I wonder if bidict provides a practical example of how this issue prevents expressing a type that you can actually imagine yourself needing.
>>> element_by_atomicnum = bidict({0: "hydrogen", 1: "helium"})
>>> reveal_type(element_by_atomicnum) # bidict[int, str]
# So far so good, but now consider the inverse:
>>> element_by_atomicnum.inverse
bidict({"hydrogen": 0, "helium": 1})
What we want is for mypy to know this:
>>> reveal_type(element_by_atomicnum.inverse) # bidict[str, int]
merely from a type hint that we could add to a super class. It would parameterize not just the key type and the value type, but also the self type. In other words, something like:
KT = TypeVar('KT')
VT = TypeVar('VT')
class BidirectionalMapping(Mapping[KT, VT]):
...
def inverse(self) -> $SELF_TYPE[VT, KT]:
...
where $SELF_TYPE would of course use some actually legal syntax that allowed composing the self type with the other parameterized types.

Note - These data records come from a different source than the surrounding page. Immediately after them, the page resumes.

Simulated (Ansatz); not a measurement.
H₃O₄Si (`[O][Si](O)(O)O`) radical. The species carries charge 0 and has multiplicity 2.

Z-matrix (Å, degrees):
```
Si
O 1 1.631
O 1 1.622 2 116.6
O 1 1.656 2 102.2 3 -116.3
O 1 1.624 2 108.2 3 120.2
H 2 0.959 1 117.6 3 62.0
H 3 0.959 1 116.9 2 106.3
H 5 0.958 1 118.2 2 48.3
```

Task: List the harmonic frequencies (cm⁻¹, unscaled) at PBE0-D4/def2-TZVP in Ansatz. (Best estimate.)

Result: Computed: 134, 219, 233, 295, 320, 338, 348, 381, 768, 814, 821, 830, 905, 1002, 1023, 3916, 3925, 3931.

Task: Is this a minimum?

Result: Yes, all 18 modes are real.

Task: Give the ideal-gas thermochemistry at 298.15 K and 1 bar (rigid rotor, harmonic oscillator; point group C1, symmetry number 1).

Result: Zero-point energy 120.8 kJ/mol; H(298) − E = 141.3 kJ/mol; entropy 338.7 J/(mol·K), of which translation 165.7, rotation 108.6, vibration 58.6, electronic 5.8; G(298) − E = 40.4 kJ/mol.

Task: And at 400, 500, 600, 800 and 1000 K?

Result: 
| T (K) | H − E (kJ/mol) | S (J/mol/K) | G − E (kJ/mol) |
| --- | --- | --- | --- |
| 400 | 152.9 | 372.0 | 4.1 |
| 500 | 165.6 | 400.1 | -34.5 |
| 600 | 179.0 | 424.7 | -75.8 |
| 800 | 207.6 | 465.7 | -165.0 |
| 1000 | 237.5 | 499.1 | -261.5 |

Okay, I think that example is helpful. I recreated it somewhat simpler (skipping the inheritance from Mapping and the property decorators):
from abc import abstractmethod
from typing import *
T = TypeVar('T')
KT = TypeVar('KT')
VT = TypeVar('VT')
class BidirectionalMapping(Generic[KT, VT]):
@abstractmethod
def inverse(self) -> BidirectionalMapping[VT, KT]:
...
class bidict(BidirectionalMapping[KT, VT]):
def __init__(self, key: KT, val: VT):
self.key = key
self.val = val
def inverse(self) -> bidict[VT, KT]:
return bidict(self.val, self.key)
b = bidict(3, "abc")
reveal_type(b) # bidict[int, str]
reveal_type(b.inverse()) # bidict[str, int]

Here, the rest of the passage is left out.